Angel Gurría, Secrétaire général de l'OCDE

It’s all about reform and trust!


Remarks by Angel Gurría, OECD Secretary-General, delivered at the OECD Debate at the Parliamentary Assembly of the Council of Europe

Strasbourg, Wednesday 3 October 2012

(As prepared for delivery)

President Mignon (or Vice-President), Members of Parliament, Ladies and Gentlemen:

It is a great pleasure to be here again and to address the Parliamentary Assembly of the Council of Europe. Thank you for the invitation. And thank you, Mr. Bockel and the Committee on Political Affairs and Democracy, for your commitment and engagement in preparing the report on the activities of the OECD. We very much welcome this report, and its more political perspective.

This year, I want to use most of my time with you for an open and interactive debate. I thus look forward to your questions and I hope that you have plenty in store.

But first, allow me a few words to reflect on some of the issues you addressed in your report.
  Council of Europe: Parliamentary Assembly Session
Angel Gurría, speaking at the Council of Europe, Strasbourg, 

Are we out of the woods? Not yet I’m afraid….

We are now into the fifth year of the crisis. As we reported in our September Interim Economic Outlook, continued developments in the euro area have led to a weakening of the global economy over the summer. We expect activity to be particularly weak in the euro area in the near term and to pick up somewhat on the United States and Canada.

Some 48 million people remain unemployed in the OECD area, meaning that 14 million jobs would need to be created to bring the employment ratio back to pre-crisis levels. The length and depth of the crisis is now being felt in the streets of our countries where social stress is high.

Important steps are being taken to deal with the euro area banking and sovereign debt crises, including the new ECB’s OMT programme, the banking union, and the fiscal compact. But important challenges remain to put Europe back on a sustainable growth path, to restore its public finances, to put its people back to work and to rejuvenate the global economy.
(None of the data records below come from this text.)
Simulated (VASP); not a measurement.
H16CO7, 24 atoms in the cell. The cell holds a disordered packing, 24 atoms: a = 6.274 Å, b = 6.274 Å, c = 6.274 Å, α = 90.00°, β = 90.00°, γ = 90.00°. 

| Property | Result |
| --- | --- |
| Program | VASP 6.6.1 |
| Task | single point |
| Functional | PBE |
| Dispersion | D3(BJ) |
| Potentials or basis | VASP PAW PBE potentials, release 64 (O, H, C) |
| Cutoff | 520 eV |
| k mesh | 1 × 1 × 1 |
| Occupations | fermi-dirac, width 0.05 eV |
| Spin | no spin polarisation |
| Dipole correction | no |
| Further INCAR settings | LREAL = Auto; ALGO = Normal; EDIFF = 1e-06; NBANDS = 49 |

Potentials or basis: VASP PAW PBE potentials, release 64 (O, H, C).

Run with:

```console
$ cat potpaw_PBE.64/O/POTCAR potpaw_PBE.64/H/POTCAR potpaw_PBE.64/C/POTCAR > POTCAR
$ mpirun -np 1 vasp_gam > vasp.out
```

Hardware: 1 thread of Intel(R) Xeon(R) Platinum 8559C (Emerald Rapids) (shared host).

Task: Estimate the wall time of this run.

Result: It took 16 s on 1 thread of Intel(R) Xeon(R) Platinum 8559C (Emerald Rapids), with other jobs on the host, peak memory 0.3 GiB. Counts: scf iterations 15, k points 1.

Structural reforms remain key…

To do so, we need to keep on working on structural reforms and on implementing them firmly. They are indeed fundamental to restore lasting prosperity. All our countries have much to gain from reforms to improve education attainment and performance, encourage innovation and entrepreneurship, enhance competition in product markets and services, and make labour markets more adaptable.

And, believe me, this is not just a long-term solution. Structural reforms can deliver results faster and more efficiently than generally expected. We have now clear evidence of this.

Meanwhile, we must also and urgently address the social crisis and rising inequality…

Income inequality in OECD countries is at its highest level for the past half century, and it continues to rise. This is an unsustainable path. We called for action with our publication “Divided We Stand”, and we continue to do so. Social cohesion is the glue that holds society together, and it is at risk worldwide. Addressing inequality is thus critical. It is also critical to improve competitiveness and productivity.

We are advancing powerful proposals for a more inclusive growth agenda. One decisive dimension in this regard is to improve education and upgrade skills. We have launched in May this year the OECD Skills Strategy, which provide specific recommendations for improving the quality of education, facilitating the portability and transferability of skills, and facilitating access to the skills markets. This Skills Strategy is a powerful instrument for policy makers, and I invite you to look at it closely.

Promoting an inclusive growth is also an underlying principle of our newly adopted Development Strategy.

And we are about to launch our report on Gender Equality in Education, Employment and Entrepreneurship. We will also develop specific recommendations to our Member countries in this regard for our next Ministerial Meeting.

Last but not least, the ground-breaking work we do on Global Value Chains and measuring trade in value-added chains will have powerful implications in terms of job creation. It shows that trade and market openness have become very potent tools for generating better quality jobs. Once again, this requires adequate supporting policies, inter alia in terms of education, skills training and safety nets to ensure that all segments of the population benefit from it.

But we also need to revisit the economic paradigm that prevailed before the crisis…

You have asked us to reflect on our own policy advice in the lead-up to the crisis. We have done so. And we are doing more: we have now launched a strategic initiative, called “New Approaches to Economic Challenges”. We want to promote a serious reflection on what lessons can be learned from the crisis and how we can produce effective policy recommendations. The objective is to build a more solid path for inclusive and green growth.

This is indeed a very challenging exercise. It requires a good understanding of the relationships and trade-offs, and the likely side-effects and spill-overs of different policy options. For example, we need to examine closely how growth-enhancing policy reforms impact on income inequality. We also need to identify new sources of growth and competitiveness, including innovation, green growth, knowledge based capital and skills.

However, all of this will not be enough if we can not rebuild trust.

Let me conclude by focusing on the confidence crisis. With this protracted recession, citizens have lost faith and trust in their institutions and their governments. Without this confidence, there will be no growth.

This is why we need to maintain a focus on sound policies that can put an end to this crisis, restore growth and create jobs. We also need to vigorously fight corruption, tax evasion and bribery. This is our duty: to design and put in place better policies for better lives. And this is why, at the OECD, we are developing and deepening our work in these areas.

Ladies and gentlemen,

On many of these issues we have a lot to share with our key partners (Brazil, China, India, Indonesia and South-Africa) as well as our partner countries in the MENA region, which are in transition towards democracy. I see significant scope for further cooperation with the Council of Europe in the area of governance, including with these important partners.

I very much look forward to your questions. Thank you very much!